If sleep-atomic? is true, then the proxy enters atomic mode before sleeping, to better simulate the effect of a long-running FFI call (see FFI-Based Connections and Concurrency). Even so, it may not accurately simulate an ODBC connection that internally uses cursors to fetch data on demand, as each fetch would introduce additional latency.
5.6 Unsafe SQLite3 Extensions
The procedures documented in this section are unsafe.
In the functions below, the connection argument must be a SQLite connection; otherwise, an exception is raised.
(require db/unsafe/sqlite3) | package: db-lib |
Added in version 1.4 of package db-lib.
procedure
(sqlite3-load-extension c extension-path) → void?
c : connection? extension-path : path-string?
procedure
(sqlite3-create-function c name arity func) → void?
c : connection? name : (or/c string? symbol?) arity : (or/c exact-nonnegative-integer? #f) func : procedure?
procedure
(sqlite3-create-aggregate c name arity init-acc step-func final-func) → void? c : connection? name : (or/c string? symbol?) arity : (or/c exact-nonnegative-integer? #f) init-acc : any/c step-func : procedure? final-func : procedure?
init-acc is the initial accumulator value.
step-func receives arity+1 arguments: the current accumulator value, followed by the arguments of the current “step”; the function’s result becomes the accumulator value for the next step. The step arguments are SQLite values; the accumulator argument and result can be arbitrary Racket values.
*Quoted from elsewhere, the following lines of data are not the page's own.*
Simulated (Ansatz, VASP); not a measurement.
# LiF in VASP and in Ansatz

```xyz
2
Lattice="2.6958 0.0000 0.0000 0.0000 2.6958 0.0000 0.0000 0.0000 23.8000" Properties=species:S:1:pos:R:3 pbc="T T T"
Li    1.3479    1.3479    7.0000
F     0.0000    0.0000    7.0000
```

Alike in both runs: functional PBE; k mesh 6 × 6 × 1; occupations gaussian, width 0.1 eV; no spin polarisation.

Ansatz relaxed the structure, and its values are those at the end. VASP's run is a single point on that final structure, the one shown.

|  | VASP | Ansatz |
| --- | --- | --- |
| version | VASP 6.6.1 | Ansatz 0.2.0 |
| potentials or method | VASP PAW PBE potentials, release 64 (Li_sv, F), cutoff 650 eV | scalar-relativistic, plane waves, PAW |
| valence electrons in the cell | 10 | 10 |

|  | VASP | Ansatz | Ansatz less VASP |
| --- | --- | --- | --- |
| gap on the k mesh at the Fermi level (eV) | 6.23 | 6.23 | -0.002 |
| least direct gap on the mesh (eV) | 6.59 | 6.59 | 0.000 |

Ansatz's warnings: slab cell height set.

final-func receives one argument: the final accumulator value; the function produces the result of the aggregate function, which must be a SQLite value.
The following relationship roughly holds:
(begin (sqlite3-create-aggregate c "agg" 1 init-acc step-func final-func) (query-value c "select agg(expr) from table")) = (final-func (for/fold ([accum init-acc]) ([v (in-query c "select expr from table")]) (step-func accum v)))